Pervasive as the Internet seems, less than half of the world’s population has access to it, leaving some four billion people unconnected. This spring, engineers at Google’s Project Loon will shift to the next phase in a grand plan to bring Internet to everyone. The goal: a network of high-altitude balloons (Loon is a play off the word) that will rain 4G LTE signals down to anyone with a 4G device. With it, farmers in remote areas will be able to access weather data; rural children will be able to pursue online educations; and Google will have four billion more eyeballs on its search engine. By year’s end, Loon aims to have 100 balloons in the stratosphere, about 12.5 miles overhead.
How It Works
1. Balloon
The balloon is a superpressure envelope–meaning it maintains constant pressure in changing temperatures–made from three-millimeter-thick sheets of polyethylene plastic. Partially inflated with helium for launch, it swells to full size once in the stratosphere. Twelve meters tall, 15 meters in diameter, and built to withstand –117°F temps, it stays afloat for 100 days or more (about three laps around the globe) before engineers bring it down for maintenance.

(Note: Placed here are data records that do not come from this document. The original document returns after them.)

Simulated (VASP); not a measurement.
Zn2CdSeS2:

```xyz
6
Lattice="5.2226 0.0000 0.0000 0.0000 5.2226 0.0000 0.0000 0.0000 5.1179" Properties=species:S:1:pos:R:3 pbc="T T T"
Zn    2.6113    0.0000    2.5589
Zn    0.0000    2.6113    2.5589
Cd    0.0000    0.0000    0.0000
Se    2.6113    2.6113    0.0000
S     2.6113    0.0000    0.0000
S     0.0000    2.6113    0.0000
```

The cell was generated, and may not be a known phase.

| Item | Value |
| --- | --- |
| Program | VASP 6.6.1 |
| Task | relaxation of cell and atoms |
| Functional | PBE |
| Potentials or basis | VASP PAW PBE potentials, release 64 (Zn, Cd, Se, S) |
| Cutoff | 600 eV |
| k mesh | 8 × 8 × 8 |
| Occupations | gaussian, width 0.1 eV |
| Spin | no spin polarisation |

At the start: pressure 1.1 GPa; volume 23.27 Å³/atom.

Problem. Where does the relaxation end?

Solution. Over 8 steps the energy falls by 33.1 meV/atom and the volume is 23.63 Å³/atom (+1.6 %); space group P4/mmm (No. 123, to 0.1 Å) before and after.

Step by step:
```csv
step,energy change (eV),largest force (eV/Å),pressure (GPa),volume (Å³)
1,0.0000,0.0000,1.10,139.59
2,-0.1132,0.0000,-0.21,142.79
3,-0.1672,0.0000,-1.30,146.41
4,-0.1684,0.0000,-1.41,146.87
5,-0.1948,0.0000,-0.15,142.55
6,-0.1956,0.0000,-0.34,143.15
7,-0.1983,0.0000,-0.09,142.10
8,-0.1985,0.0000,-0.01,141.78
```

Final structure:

Solar panels power the electronics (and charge a battery for night use). The electronics box holds a flight computer with navigational algorithms; an altitude-control system; a battery; and a handful of radios and antennas for receiving and relaying 4G LTE signals.
2. Network
Regional telecoms beam 4G LTE signals to the balloons. Each balloon communicates with dozens of others to form a mesh-like global network, always in motion. A single balloon relays the signal–like a cell tower in the sky–to a ground area many miles in diameter. Download speeds can reach up to 10 megabits per second–about the U.S. national average–to 4G devices. Google had tested the concept with Wi-Fi, but abandoned the plan because it would have meant building a network of ground-based antennas, too. With 4G LTE, people in even the most remote regions can access email and internet on a cell phone alone.
Navigating The Stratosphere
Layers of stratospheric wind move in varying, but predictable, directions. Ground engineers shift the balloon up or down through layers to steer it north, south, east, or west. To lower the balloon, they trigger an onboard pump to draw in air, which is seven times denser than helium. To raise it, they release air. Using algorithms based on National Oceanic and Atmospheric Administration wind-prediction data, they drive the balloon into the current that takes it where needed.